# Which performance metrics for highly imbalanced multiclass dataset?

I have a dataset with 5 classes. About 98% of the dataset belong to class 5. Classes 1-4 share equally about 2% of the dataset. However, it is highly important, that classes 1-4 are correctly classified.

The accuracy is not a good measure of performance for my task. I found lots of information on metrics for imbalanced binary classification tasks but not on multiclass problems.

Which performance metrics should I use for such a task?

• TP, TN, FP, FN
• Precision
• Sensitivity
• Specificity
• F-score
• ROC-AUC (micro, macro, samples, weighted)

For unbalanced classes, I would suggest to go with Weighted F1-Score or Average AUC/Weighted AUC

Let's first see F1-Score for binary classification.

The F1-score gives a larger weight to lower numbers.

For example,

• when Precision is 100% and Recall is 0%, the F1-score will be 0%, not 50%.
• When let us say, we have Classifier A with precision=recall=80%, and Classifier B has precision=60%, recall=100%. Arithmetically, the mean of the precision and recall is the same for both models. But when we use F1’s harmonic mean formula, the score for Classifier A will be 80%, and for Classifier B it will be only 75%. Model B’s low precision score pulled down its F1-score.

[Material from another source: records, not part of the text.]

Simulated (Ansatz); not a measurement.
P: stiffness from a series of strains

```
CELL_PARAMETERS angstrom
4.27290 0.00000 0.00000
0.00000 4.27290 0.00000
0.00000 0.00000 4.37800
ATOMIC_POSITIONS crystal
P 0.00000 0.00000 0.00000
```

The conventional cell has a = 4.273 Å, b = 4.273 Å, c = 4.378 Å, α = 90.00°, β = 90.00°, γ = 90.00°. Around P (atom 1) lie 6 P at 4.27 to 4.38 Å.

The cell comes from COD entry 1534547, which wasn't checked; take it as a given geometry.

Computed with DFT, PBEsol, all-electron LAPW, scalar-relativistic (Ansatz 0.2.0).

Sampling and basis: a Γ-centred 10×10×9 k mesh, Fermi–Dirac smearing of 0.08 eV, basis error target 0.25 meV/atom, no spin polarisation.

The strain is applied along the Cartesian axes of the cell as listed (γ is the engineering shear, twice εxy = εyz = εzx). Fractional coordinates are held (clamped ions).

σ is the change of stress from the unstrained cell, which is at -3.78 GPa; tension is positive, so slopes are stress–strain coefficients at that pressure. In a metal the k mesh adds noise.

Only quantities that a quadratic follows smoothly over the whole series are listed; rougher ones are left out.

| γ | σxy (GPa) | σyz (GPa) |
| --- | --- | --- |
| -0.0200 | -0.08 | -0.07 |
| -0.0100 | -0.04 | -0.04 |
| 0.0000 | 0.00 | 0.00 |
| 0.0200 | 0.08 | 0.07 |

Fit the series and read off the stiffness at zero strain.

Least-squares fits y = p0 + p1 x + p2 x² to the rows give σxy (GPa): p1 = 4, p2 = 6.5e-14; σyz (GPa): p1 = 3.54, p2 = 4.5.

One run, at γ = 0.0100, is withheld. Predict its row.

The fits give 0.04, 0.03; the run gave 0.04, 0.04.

Now, come to the Mutliclass Classification

Let us suppose we have the five classes, class_1, class_2, class_3, class_4, class_5

and the model is having the following results for each class.

Formula for precision for each class = (True Positive for class)/(Count of predicted Positive for that class)

e.g. precision for class_1 = (True Positive for class_1)/(Count of Predicted of class_1)

Formula for Recall for each class = (True Positive for class)/(Actual Positive for that class)

e.g. precision for class_1 = (True Positive for class_1)/(Total instances of class_1)

Formula for F1: F1 is the geometric mean of Precision and Recall i.e.

F1 = 2*(Precision*Recall)/(Precision+Recall)

Macro-F1 = Average(Class_1_F1 + Class_2_F1 + Class_3_F1 + Class_4_F1 + Class_5_F1)

Macro-Precision = Average(Class_1_Precision + Class_2_Precision + Class_3_Precision + Class_4_Precision + Class_5_Precision)

Macro-Recall = Average(Class_1_Recall + Class_2_Recall + Class_3_Recall + Class_4_Recall + Class_5_Recall)


Problem with Macro calculation: When averaging the macro-F1, we gave equal weights to each class.

Weighted F1 Score:

We don’t have to do that: in weighted-average F1-score, or weighted-F1, we weight the F1-score of each class by the number of samples from that class.

Weighted F1 Score = (N1*Class_1_F1 + N2*Class_2_F1 + N3*Class_3_F1 + N4*Class_4_F1 + N5*Class_5_F1)/(N1 + N2 + N3 + N4 + N5)

• Just for the record: Medium articles are not credible sources. (I am not down-voting this post or anything like that, but I have seen "bad" Medium articles from experienced users; so be careful about them.) Apr 28, 2020 at 14:38
• Thanks for that, i checked the profile of the writer, he is a P.hD student and have good experience with Data Science. Apart from this, I am a Data Scientist, I have used this Metric for our models evaluation. Apr 28, 2020 at 15:23
• Why is giving equal weights to each class in Macro F1 a bad thing? For example, Let us assume that class one is the majority class, and Class_1_F1 is the highest as well. wouldn't this mean Weighted F1 is represents F1 of the majority class 1? But we want a metric that represents the minority classes, isn't it? Mar 27, 2021 at 6:50

Precision, recall, F1, ROC/AUC, and other metrics like specificity/sensitivity that you mentioned can be good for multi-class imbalanced metrics. If you want to emphasize the undersampled classes, use macro weighting (arithmetic average). If not, use micro average, which is weighted by number of samples.

Another metric I don't see people often talking about is Cohen's Kappa. I like to think of it like accuracy, but taking into account the "no information rate" or random guessing baseline. It will give you a score similar to accuracy, though I believe it has some flaws in certain situations. In general, I've found Cohen's Kappa to work well.

Others include the litany of metrics listed on Wikipedia's confusion matrix page, such as Matthew's correlation coefficient (MCC) and others.